GOLDEN – Jefferson County school board members have again voted to censure fellow board member Laura Boggs, this time for remarks she made during a radio interview in which she agreed Superintendent Cindy Stevenson “should be shot.”
The five-member board voted 4-0 in favor of censure – under board procedures, Boggs is not allowed to vote on the motion – after more than an hour of public comment from more than 20 speakers arguing for and against the action.
Several supporters of Boggs, the board’s lone conservative, said the censure was more about Boggs’ politics and her open opposition to the district’s proposed tax increases than a comment made on a conservative talk show.
“Thank you Laura Boggs for representing me,” said Robert Sander of Lakewood. “When you get censured … please wear it as a scarlet letter.”

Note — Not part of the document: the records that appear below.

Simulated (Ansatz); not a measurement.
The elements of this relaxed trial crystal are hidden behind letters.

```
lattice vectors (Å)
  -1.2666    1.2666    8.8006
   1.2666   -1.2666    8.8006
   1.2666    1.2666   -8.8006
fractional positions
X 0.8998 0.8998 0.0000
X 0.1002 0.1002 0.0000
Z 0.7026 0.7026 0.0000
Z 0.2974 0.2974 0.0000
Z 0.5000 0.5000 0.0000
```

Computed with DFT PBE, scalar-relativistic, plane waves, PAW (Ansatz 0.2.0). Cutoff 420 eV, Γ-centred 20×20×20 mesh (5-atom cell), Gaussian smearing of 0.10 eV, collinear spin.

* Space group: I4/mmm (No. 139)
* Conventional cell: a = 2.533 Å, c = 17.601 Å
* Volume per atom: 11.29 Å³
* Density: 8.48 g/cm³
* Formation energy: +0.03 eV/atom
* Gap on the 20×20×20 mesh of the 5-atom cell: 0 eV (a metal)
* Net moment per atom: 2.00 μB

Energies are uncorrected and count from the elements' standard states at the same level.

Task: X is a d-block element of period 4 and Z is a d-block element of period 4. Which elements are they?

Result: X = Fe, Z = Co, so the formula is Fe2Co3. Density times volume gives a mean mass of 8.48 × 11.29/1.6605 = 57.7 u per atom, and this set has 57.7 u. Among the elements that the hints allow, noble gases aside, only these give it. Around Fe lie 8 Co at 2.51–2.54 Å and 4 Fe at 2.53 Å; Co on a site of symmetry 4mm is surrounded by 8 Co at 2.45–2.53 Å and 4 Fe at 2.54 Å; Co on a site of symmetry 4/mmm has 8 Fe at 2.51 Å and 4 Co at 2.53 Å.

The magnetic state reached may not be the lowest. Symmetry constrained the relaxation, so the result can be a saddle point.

But most of the standing-room-only crowd who filled the board’s meeting room seemed in favor of censure, and a number called on Boggs to resign.
When Jim Ellis, principal of Ralston Valley High School, asked audience members who supported the censure to stand, more than a hundred educators, parents and community members rose to their feet.
“We are sickened, saddened, shocked and frankly disgusted” by Boggs’ actions, Ellis said, adding that Boggs’ “disruptions” make Jeffco educators’ work harder.
Ellis and others who spoke in support of censure also used their time to praise Stevenson, a Jeffco schools graduate who began her teaching career in the district she now leads.
“We want you to know you are loved, you are appreciated and we will stand up with you every step of the way,” teacher-librarian Mike McQueen of McLain High School told her.
Boggs’ comments about Stevenson came during a lengthy Oct. 18 interview with Jason Worley, co-host of conservative Grassroots Radio Colorado on 560 AM.
During the interview, the two discussed the school district’s proposed tax increases. Worley, incensed by the idea of a Jeffco employee focused on social media, said, “If you have a Facebook person still in Jefferson County, your superintendent should be shot.”
“Yes,” Boggs responded.
“I’m sorry,” Worley said.
“Yep,” Boggs said, and the two laughed.
Later, Boggs told 9News that she was on her phone, not in the studio with Worley, and didn’t fully hear what he said.
She said she sent Stevenson a handwritten note containing an apology and asking for her forgiveness. Stevenson later said she believed the apology was “hollow.”
Boggs again apologized before the censure vote.
“I have a high level of respect for the superintendent. I have voted for her renewal a couple of times,” Boggs said. “My apologies are for the community as well and for my fellow board members.”
But several board members said Boggs’ comments deserved consequences. A censure is essentially an official reprimand or expression of disapproval, but carries no other weight.
“Ms. Boggs’ reaction and laughter … are reprehensible, especially when we take into consideration the history of Jefferson County,” said board President Lesley Dahlkemper. “If there is one thing we can all agree on … it’s that this board’s primary focus should be on student achievement, that’s our mission.
“I will also promise you that this board will not allow Ms. Boggs’ behavior to distract us from that mission.”
Boggs was previously censured in 2010 for what board members described as a string of “unethical behavior” that included Boggs’ threatening to derail a $32.8 million federal grant and to “tear this county apart” in a meeting with Stevenson.